Over the past few years, there has been a growing awareness that many experimentally established “facts” don’t seem to hold up to repeated investigation.
This was highlighted in a 2010 article in the New Yorker entitled The Truth Wears Off and since then, there have been many popular press accounts of different aspects of science’s current reproducibility crisis.
Articles in recent days have discussed how the majority of scientists might be more interested in funding and fame than “truth” and are becoming increasingly reluctant to share unpublished details of their work.
So why exactly is science in such a crisis - and where do we start fixing it?
What caused the reproducibility crisis?
Behind these (somewhat arbitrary) triggers, however, are the same underlying causes: a combination of mechanised reporting of statistical results and publication bias towards “statistically significant” results.
So is the crisis a result of scientific fraud?
Not really. Well, maybe a bit. The number of known cases of outright fraud is very low. But what we might consider softer fraud — or “undisclosed flexibility” in data collection — is well documented and appears to be very widespread.
There can be little doubt that the “publish or perish” research environment fuels this fire. Funding bodies and academic journals that value “novelty” over replication deserve blame too.

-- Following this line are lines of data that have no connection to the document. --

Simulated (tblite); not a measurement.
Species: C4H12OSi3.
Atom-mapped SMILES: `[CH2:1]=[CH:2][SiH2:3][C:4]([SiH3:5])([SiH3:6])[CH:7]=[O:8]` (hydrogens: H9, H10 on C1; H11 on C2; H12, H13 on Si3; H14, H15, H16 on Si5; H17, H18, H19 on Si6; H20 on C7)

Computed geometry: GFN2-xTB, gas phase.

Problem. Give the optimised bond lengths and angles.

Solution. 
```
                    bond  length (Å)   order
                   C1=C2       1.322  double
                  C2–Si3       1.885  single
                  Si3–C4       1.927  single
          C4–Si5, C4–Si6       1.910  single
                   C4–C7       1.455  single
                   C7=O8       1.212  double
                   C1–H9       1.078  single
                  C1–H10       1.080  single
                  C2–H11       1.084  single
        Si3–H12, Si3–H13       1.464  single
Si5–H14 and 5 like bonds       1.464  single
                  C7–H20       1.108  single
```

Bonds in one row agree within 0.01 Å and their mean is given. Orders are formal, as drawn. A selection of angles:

While no-one knows the true level of undetected scientific fraud, the best way to deal with this problem is to increase the number of replication studies.
How do we fix it?
In biomedicine, there’s the Reproducibility Initiative. It’s backed by the Science Exchange, the journal PLOS ONE, Figshare, and Mendeley. It will initially be accepting 40 to 50 studies for replication with the results of the studies to be published in PLOS ONE.
There are also various other proposals such as
- a “reproducibility index” for journals, similar to an impact factor
- changes to the regulations of funding bodies
- random audits.
The proposals and initiatives mentioned above draw attention to improving methodological protocols, and require a more thoughtful approach to statistical reporting practises.
We might broadly consider these to be issues of researcher integrity. But instruction in research ethics alone is unlikely to be sufficient. Enabling others to replicate studies published across all areas of science will also require changes in the way scientists prepare, submit and peer review journal articles, as well as changes in how science is funded.
This points to a new way of doing science, which can loosely be called “open science”. This could include new practices such as open peer-review, and open notebook science and there are already platforms being developed to support these approaches.
Publishing computer source code and supporting data sets with academic articles will be an important change in making research more reproducible. This is a pressing issue with the increasing use of large data sets, computer simulation and sophisticated statistical analysis across many areas of science.
Although some fields of science have developed further in this direction than others, there has recently been a proliferation of services to support scientists publishing data and source code. This includes services such as Figshare, [RunMyCode](http://www.runmycode.org/, Dryad and the Dataverse Network.
In addition there is currently a push to give researchers a greater incentive to publish their data by making scientific datasets citable contributions to the scholarly record and with associated journals such as GigaScience and Earth System Science Data.
While opportunities to share raw data associated with a journal publication are growing, currently only around 9% of articles do so.
Before we assume this is a moral failing on the part of the authors of these articles, we should consider that there are many practical hurdles involved. In many areas of science, researchers are not trained in data curation, version control of source code or other methodologies required for research to be replicable.
Meeting the challenge
Data sharing and other procedures outlined here can be time-consuming, and currently provide little academic reward. Instruction in these skills will eventually need to become part of mainstream science education.
Methodology and statistics courses are one obvious place for them to find a home. The ethics of the reproducibility and open science movements are hard to dispute, but success will depend on how well we rise to meet associated practical and pedagogic challenges.